All agree that the exorbitant price of oil, gasoline and food will be a huge factor in determining who will win the White House in November.
Political analysts, politicians and both presidential candidates – Democrat Barack Obama and Republican John McCain – believe the premise. The devil is in coming up with a platform that offers both short- and long-term solutions to the problem.
McCain urges a comprehensive plan that would attack the problem from various angles simultaneously but recently has emphasized drilling for oil in U.S. coastal waters.
Obama finds McCain’s proposals repugnant. He favors programs that will in the long run provide renewable energy without hurting the environment.
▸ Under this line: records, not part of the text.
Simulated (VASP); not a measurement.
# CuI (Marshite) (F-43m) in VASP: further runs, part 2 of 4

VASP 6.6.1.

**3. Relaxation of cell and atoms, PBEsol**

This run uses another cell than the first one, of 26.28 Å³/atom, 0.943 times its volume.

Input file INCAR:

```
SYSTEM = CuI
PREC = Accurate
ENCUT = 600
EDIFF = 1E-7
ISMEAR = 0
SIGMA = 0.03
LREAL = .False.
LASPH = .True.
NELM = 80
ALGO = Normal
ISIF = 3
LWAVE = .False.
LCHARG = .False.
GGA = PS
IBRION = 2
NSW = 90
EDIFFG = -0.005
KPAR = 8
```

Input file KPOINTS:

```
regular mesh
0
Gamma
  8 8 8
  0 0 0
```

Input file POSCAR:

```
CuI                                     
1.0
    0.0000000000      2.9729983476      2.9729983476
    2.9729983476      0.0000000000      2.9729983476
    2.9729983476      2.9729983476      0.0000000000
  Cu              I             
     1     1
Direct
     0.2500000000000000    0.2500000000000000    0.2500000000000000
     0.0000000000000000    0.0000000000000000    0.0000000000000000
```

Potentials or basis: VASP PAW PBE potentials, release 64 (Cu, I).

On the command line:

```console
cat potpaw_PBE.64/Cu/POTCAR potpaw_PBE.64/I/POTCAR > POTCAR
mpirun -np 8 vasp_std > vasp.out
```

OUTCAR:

Both sides have experts and critics who praise their plans and crush the views expressed by their opponent. Truth be told, neither side has proposed anything that would help reduce the price of oil and gasoline in the short run.
If you consider what both McCain and Obama say regularly, one can believe that both of them believe that cheap gas is history.
Both candidates believe the use of bio-fuels is good. In the United States, this means making energy from corn, the same golden grain that feeds animals and humans. Now we compete for the use of corn either as food or as a source of ethanol. The goal is that in a few short years 10 percent of the energy our automobiles use will come from ethanol.
McCain likes the idea. Obama loves it. Many of his closest advisers, including former Senate Majority Leader Tom Daschle, lobby for the farm lobby that produces the corn we now want so desperately.
Nobody talks about the subsidies the U.S. government pays to farmers. It makes no difference if they already are making a mint with their crops. In an election year nobody can talk about cutting farm subsidies.
And neither McCain nor Obama talk about a quicker and more efficient solution to the problems American consumers pay each time they fill up their gas tanks.
Why not imitate the Brazilian model? The South American giant became self-sufficient in gasoline by drilling for more oil and making ethanol from sugar cane.
Ethanol produced from cane is four times more efficient than the one that comes from corn. It takes one energy unit from corn to make two energy units of ethanol. One energy unit of sugar cane will produce eight energy units of ethanol. And you don’t use sugar to feed animals.
Prices would come down rapidly if the United States would stop subsidizing farmers and eliminated the 54 cent a gallon tax imposed on ethanol imported from Brazil.
Why don’t candidates talk about these subsidies and import tariffs? Why don’t journalists and political analysts bring up the issue? Why doesn’t Congress debate it?
There is a deafening silence.
Granted, sugar cane-derived ethanol is not the magic wand that will solve all of this country’s energy problems. But it is one more tool to use against the oil exporting countries of the world.
It is a tool that might help lower prices and at the same time would help the United States improve relations with many neighbors who could once again begin growing sugar cane, this time to fuel cars.